Productivity Europe

Three Perspectives on Lean

In 1990 Jones, Womack and colleagues had published ‘The Machine That Changed the World’ as a description of the Toyota Production Systems, and coined the term Lean. The book itself was an offshoot of their research project, funded by the Western automobile manufacturers, to define World Class in automotive manufacture. The answer, Toyota’s system, did not surprise anyone in the industry, and what the research failed to adequately address was not what Lean was, but how to implement it.

 

Bedford, England, UK -- (ReleaseWire) -- 08/16/2006 --There are at least three different perspectives on Lean. The first was Shigeo Shingo’s industrial engineering perspective.

There are currently ongoing debates about Shingo’s influence on the Toyota system.

The facts are that he taught Industrial Engineering courses at Toyota for over 25 years from 1955 onwards. He taught the people who implemented Lean the engineering principles behind it. He saw Lean in terms of Non-Stock Production – producing with minimal inventory.

There is a grain of truth in Dan Jones’ comment above, in that Toyota have never been too interested in theory, only practice.

Shingo was a theorist as well as an engineer, and his theory was articulated as far back as 1946.

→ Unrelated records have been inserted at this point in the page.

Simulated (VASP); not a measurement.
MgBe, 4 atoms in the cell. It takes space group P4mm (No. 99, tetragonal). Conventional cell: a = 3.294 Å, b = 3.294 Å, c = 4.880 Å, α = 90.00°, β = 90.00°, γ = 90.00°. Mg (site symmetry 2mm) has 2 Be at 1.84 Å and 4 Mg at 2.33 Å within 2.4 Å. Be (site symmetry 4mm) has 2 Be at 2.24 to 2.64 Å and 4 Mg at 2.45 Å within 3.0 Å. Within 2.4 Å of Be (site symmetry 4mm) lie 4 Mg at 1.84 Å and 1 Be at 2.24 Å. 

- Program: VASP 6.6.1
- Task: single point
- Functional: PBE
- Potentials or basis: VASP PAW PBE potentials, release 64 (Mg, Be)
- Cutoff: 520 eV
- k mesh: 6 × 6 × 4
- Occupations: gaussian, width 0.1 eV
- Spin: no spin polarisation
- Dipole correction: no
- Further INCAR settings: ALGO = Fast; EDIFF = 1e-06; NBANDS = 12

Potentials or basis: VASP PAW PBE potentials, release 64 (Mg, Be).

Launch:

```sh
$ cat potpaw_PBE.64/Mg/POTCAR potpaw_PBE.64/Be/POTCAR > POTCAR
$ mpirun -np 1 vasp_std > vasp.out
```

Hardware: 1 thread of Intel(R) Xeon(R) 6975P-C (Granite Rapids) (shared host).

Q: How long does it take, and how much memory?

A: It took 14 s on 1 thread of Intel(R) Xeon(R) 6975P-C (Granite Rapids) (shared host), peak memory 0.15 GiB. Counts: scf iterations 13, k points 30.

The theory was that manufacturing is a network of process (product flow) and operations and that non-stock production meant focusing on flow not individual operational efficiency. He derived this from Henry Ford’s dictum that the longer anything is in the factory, the more it costs, at exactly the time when Sloan and GM were doing the direct opposite. How much Toyota were influenced by this theory, or how far Shingo’s theory is just an explanation of Toyota’s developing practice is being debated, but there is a match between theory and practice. The overarching theory behind this is the theory of demand amplification, a result of Systems Dynamics research.

The second perspective is Professor Fujimoto’s Evolutionary Learning perspective, which is detailed in his book ‘The Evolution of a Manufacturing System at Toyota. I find the evolutionary perspective particularly valuable in explaining why the Toyota Production System works. Professor Fujimoto identifies three characteristics of the Toyota learning system – reliable standard methods, reliable standard problem solving techniques and experimentation.

Again, I doubt Toyota would describe themselves in this way, although I am sure they would applaud the emphasis on standard methods. As well as explaining how Lean developed at Toyota, Professor Fujimoto gives valuable insights into how companies can develop their own implementation strategy.

A third perspective is that of H Thomas Johnson, who studied Toyota USA for his book ‘Profit Beyond Measure’. Johnson’s theory is that Toyota ‘manage by means’ rather than ‘manage by results’. What this means is that they focus on the process and the results follow, because they understand the process and are not diverted from the task by the natural variation which is common to all natural systems.

An example of a multiple perspective approach would be to consider Jidoka, autonomation. In most descriptions this is one of two pillars of the Toyota Production System, but it is interpreted in very different ways.

Jidoka is essentially a process to decouple people from machines. It was the foundation of Toyota’s original weaving loom business as Mr Toyoda patented a device to stop a loom as soon as a thread broke.

This meant that workers did not have to closely watch looms, prepared to react to a break in the thread. The word came to be applied to any system that allows a machine to take action in response to problems, rather than rely on the observation of an operator.

From an engineering perspective, it is a form of automation designed to eliminate waste – the waste of an operator watching a machine, rather than performing valueadding work. From a process management perspective it is a form of Poka-Yoke – enabling the process to inspect itself and using this in-process inspection to stop defects being passed on to other operations or the customer – it is a form of process control. From a learning perspective it is a way of releasing people from the drudgery of watching machines, enabling them to engage in value-adding activity. This last perspective has seen it interpreted as ‘Respect for People’.

How you interpret Jidoka effects how you try to implement Lean. Do you see it as a way of removing waste from the process, a way of controlling processes or a way of developing people? In reality it is all three, and we need to acknowledge all three in our attempts to emulate the success of Toyota, which is ultimately the goal of businesses implementing lean. A narrow waste elimination perspective misses a lot.

Many companies have struggled to implement lean approaches. One reason may be that they have too narrow an understanding of lean, and have attempted to copy the superficial elements of the process, rather than understanding the place of these elements in a lean system. A multi-perspective approach can help avoid this and should be part of the learning process for all our lean leaders.